What Florida Can Teach Us

by Iden Sinai | 10/27/05 5:00am

As I am a proud, native Floridian, there is one thing that has irritated me to the point of exasperation recently, and I will use this column to address it. This past week Hurricane Wilma tore through southern Florida, causing damage that seemed minor in comparison with past storms but that was significant enough to leave more than six million Floridians without power in its wake. For a couple of days -- although few on campus probably noticed because the hurricane neatly coincided with Homecoming weekend -- the media swarmed over Florida, bracing for the next Katrina, unabashedly eager with anticipation.

Well, a funny thing happened. Wilma caused floods, power outages, and devastating winds, but there was no looting, no raping, no pillaging and no civil disorder. In fact, CNN was again covering the 17th Street Canal and its levee in New Orleans on Tuesday night. They remained relatively silent on the subject of the damage done in Florida.

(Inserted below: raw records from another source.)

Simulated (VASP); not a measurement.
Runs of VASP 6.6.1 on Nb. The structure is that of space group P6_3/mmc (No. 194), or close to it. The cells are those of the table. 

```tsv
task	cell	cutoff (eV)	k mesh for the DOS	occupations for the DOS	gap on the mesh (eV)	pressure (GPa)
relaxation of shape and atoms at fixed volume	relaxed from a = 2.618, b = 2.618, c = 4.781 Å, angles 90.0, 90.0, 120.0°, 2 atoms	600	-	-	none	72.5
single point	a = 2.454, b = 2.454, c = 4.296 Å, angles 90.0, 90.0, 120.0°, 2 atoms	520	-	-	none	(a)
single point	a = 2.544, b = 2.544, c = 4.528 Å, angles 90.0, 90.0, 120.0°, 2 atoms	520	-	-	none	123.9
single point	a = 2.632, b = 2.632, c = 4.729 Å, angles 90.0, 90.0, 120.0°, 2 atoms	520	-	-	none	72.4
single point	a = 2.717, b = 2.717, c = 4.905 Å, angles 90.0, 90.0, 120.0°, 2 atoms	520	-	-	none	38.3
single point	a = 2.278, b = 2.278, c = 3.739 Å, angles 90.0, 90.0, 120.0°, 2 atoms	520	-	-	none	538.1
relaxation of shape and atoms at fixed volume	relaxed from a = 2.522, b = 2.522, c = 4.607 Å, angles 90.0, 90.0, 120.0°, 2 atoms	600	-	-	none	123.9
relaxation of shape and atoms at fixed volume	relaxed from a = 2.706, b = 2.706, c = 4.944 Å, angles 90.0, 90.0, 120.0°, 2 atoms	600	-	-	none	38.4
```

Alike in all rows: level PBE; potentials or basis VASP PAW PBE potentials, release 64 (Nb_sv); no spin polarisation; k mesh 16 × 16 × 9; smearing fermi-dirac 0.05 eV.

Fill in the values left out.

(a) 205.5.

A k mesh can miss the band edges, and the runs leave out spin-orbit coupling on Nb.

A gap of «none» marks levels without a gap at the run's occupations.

Reporters and analysts on every channel immediately began to look for the reason last weekend's occurrences were nowhere near as calamitous as what had been anticipated. Well, that statement is not entirely true.

Because of Hurricane Wilma, the Hurricanes-Yellow Jackets game was ironically postponed. Even more importantly, the Dolphins-Chiefs game was pushed up to Friday night instead of Sunday afternoon, and without the additional two days to recover from injury, Jason Taylor played with a sore foot and Junior Seau was not able to play at all, leading to yet another emotionally crippling Dolphins defeat. So, there were some problems, but I should probably keep them in perspective.

The obvious conclusion to be drawn from this rather orderly aftermath of the natural disaster is that the state and local governments in Florida must have learned the lesson so painfully demonstrated by the inadequate reaction to hurricanes Katrina and Rita in Louisiana.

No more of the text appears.